Remix.run Logo
pdmccormick 9 hours ago

Conceptually, can you break your processing up into a more or less "pure" functional core, surrounded by some gooey, imperative, state-dependent input loading and output effecting stages? For each processing stage, implement functions of well-defined inputs and outputs, with any global side effects clearly stated (i.e. updating a customer record, sending an email) Then factor all the imperative-ish querying (that is to say, anything dependent on external state such as is stored in a database) to the earlier phases, recognizing that some of the querying is going to be data-dependent ("if customer type X, fetch the limits for type X accounts"). The output of these phases should be a sequence of intermediate records that contain all the necessary data to drive the subsequent ones.

Whenever there is an action decision point ("we will be sending an email to this customer"), instead of actually performing that step right then and there, emit a kind of deferred-intent action data object, e.g. "OverageEmailData(customerID, email, name, usage, limits)". Finally, the later phases are also highly imperative, and actually perform the intended actions that have global visibility and mutate state in durable data stores.

You will need to consider some transactional semantics, such as, what if the customer records change during the course of running this process? Or, what if my process fails half-way through sending customer emails? It is helpful if your queries can be point-in-time based, as in "query customer usage as-of the start time for this overall process". That way you can update your process, re-run it with the same inputs as of the last time you ran it, and see what your updates changed in terms of the output.

If those initial querying phases take a long time to run because they are computationally or database query heavy, then during your development, run those once and dump the intermediate output records. Then you can reload them to use as inputs into an isolated later phase of the processing. Or you can manually filter those intermediates down to a more useful representative set (i.e. a small number of customers of each type).
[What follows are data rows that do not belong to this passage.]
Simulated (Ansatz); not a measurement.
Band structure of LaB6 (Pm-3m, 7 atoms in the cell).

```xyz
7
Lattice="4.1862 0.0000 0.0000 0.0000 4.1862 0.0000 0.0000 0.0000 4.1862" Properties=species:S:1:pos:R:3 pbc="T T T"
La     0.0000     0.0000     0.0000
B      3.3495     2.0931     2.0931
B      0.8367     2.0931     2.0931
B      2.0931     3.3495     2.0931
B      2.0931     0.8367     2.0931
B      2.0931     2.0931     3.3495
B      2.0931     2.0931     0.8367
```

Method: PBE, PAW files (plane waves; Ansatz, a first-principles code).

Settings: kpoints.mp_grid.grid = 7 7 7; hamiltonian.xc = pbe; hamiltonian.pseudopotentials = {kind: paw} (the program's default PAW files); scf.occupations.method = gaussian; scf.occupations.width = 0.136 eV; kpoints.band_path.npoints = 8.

Also, its really helpful to track the stateful processing of the action steps (i.e. for an email, track state as Queued, Sending, Success, Fail). If you have a bug that only bites during a later step in the processing, you can fix it and resume from where you left off (or only re-run for the affected failed actions). Also, by tracking the globally affecting actions you can actually take the results of previous runs into account during subsequent ones ("if we sent an overage email to this customer within the past 7 days, skip sending another one for now"). You now have a log of the stateful effects of your processing, which you can also query ("how many overage emails have been sent, and what numbers did they include?")

Good luck! Don't go overboard with functional purity, but just remember, state mutations now can usually be turned into data that can be applied later.